About a decade or so ago, I learned about gratitude. I had felt gratitude often in my life, but I had never felt almost bathed in it.
I think the transition came as I began to reflect on all the wonderful things that I had experienced in my life and as I began to stop dwelling on the things that had upset me.
Arthur Brooks has written about gratitude in a recent piece in the NYTimes (ht King): Choose to be Grateful. It Will Make You Happier.
For many people, gratitude is difficult, because life is difficult. Even beyond deprivation and depression, there are many ordinary circumstances in which gratitude doesn’t come easily. This point will elicit a knowing, mirthless chuckle from readers whose Thanksgiving dinners are usually ruined by a drunk uncle who always needs to share his political views. Thanks for nothing. ....
If grinning for an uncomfortably long time like a scary lunatic isn’t your cup of tea, try expressing gratitude instead. According to research published in the journal Cerebral Cortex, gratitude stimulates the hypothalamus (a key part of the brain that regulates stress) and the ventral tegmental area (part of our “reward circuitry” that produces the sensation of pleasure).
It’s science, but also common sense: Choosing to focus on good things makes you feel better than focusing on bad things.....
There are concrete strategies that each of us can adopt.
First, start with “interior gratitude,” the practice of giving thanks privately. Having a job that involves giving frequent speeches — not always to friendly audiences — I have tried to adopt the mantra in my own work of being grateful to the people who come to see me.
Next, move to “exterior gratitude,” which focuses on public expression. The psychologist Martin Seligman, father of the field known as “positive psychology,” gives some practical suggestions on how to do this. In his best seller “Authentic Happiness,” he recommends that readers systematically express gratitude in letters to loved ones and colleagues. A disciplined way to put this into practice is to make it as routine as morning coffee. Write two short emails each morning to friends, family or colleagues, thanking them for what they do.

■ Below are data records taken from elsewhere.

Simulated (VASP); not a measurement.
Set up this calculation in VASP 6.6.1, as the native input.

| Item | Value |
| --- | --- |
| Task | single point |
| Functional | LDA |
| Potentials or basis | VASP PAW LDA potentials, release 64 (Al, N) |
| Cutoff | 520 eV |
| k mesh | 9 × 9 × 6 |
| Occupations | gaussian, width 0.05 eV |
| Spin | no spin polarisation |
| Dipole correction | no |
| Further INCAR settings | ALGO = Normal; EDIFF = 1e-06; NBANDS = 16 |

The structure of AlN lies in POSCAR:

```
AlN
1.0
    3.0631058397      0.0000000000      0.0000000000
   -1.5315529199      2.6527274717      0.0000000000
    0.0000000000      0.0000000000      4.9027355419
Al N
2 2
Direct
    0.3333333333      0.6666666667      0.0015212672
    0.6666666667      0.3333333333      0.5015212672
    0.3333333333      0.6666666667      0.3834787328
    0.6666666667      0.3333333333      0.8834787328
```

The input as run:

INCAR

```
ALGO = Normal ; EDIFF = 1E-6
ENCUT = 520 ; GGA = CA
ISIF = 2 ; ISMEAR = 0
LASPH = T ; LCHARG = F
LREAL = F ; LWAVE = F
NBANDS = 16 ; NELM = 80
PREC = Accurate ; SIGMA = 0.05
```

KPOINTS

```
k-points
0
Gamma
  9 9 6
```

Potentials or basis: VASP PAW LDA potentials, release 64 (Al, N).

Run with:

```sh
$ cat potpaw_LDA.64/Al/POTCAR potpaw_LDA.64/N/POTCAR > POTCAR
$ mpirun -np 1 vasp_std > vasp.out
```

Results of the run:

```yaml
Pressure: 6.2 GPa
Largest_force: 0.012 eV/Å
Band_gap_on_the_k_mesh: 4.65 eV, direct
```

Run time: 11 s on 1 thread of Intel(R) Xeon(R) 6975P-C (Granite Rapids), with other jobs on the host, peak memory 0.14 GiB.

Finally, be grateful for useless things. It is relatively easy to be thankful for the most important and obvious parts of life — a happy marriage, healthy kids or living in America. But truly happy people find ways to give thanks for the little, insignificant trifles. Ponder the impractical joy in Gerard Manley Hopkins’s poem “Pied Beauty”...
I expect two other things may have helped me.
- I was slowly extricating myself from unpleasant portions of my job and exploring so many additional things in life that have given me joy.
- Possibly taking vitamin B complex supplements. See this. I'm not keen on recommending "take a pill", and I have no way of knowing for sure what helped me, but I have a sense that this helped too.